Ethos welcomes the publication of Boston Common Asset Management's fifth study on climate risk management by the world's major banks. This new study shows that the measures taken by the banks remain largely insufficient. Ethos has participated in this international initiative and is engaging in dialogue on this issue with Swiss banks, urging them to strengthen their commitments to finance the low carbon transition.
For more than five years, Boston Common Asset Management, in collaboration with a number of regional partners, has been engaging dialogue with 58 of the world’s largest banks, including Credit Suisse and UBS. The latest report identifies some progress in terms of governance, with a majority of banks endorsing the TCFD guidelines (69%) and carrying out climate risk assessments (78%).
However, the new research also reveals that despite these assessments 40% of banks surveyed failed to develop any new financing or investing restrictions as a result of their climate risk assessments. The upcoming IPO of the Aramco oil group illustrates the difficulty for banks to walk the talk. Credit Suisse's investment bank is one of the main financial institutions participating in this transaction.

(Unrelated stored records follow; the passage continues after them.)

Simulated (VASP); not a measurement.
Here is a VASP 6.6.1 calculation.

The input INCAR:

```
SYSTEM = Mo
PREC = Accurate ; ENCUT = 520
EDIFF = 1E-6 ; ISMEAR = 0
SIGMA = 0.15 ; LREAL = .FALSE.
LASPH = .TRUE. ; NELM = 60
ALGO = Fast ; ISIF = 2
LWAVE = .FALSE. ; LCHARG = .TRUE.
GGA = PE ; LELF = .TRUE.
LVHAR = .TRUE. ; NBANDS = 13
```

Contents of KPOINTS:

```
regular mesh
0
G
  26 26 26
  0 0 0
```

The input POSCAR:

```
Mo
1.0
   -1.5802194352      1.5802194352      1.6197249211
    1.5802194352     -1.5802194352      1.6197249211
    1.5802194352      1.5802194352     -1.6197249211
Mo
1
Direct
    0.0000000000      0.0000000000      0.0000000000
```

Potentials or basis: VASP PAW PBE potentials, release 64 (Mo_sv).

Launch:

Ethos supports the recommendations of the Boston Common Asset Management report, which calls on banks to:
- Adopt a clear strategy for decarbonizing balance sheets, including clear timelines for restrictions and phase-outs of financing for fossil fuels and deforestation
- Set explicit targets to increase the proportion of sustainable finance commitments relative to their overall financing activities
- Disclose their definitions of ‘low-carbon’ and ‘green’ investment, noting that some green finance commitments appear to be merely re-allocations or rebranding of existing commitments.
- Integrate public policy on climate into overarching climate strategy, engage trade associations on adopting progressive climate policies, and use the company’s public voice to promote progressive climate policy with governments and regulators.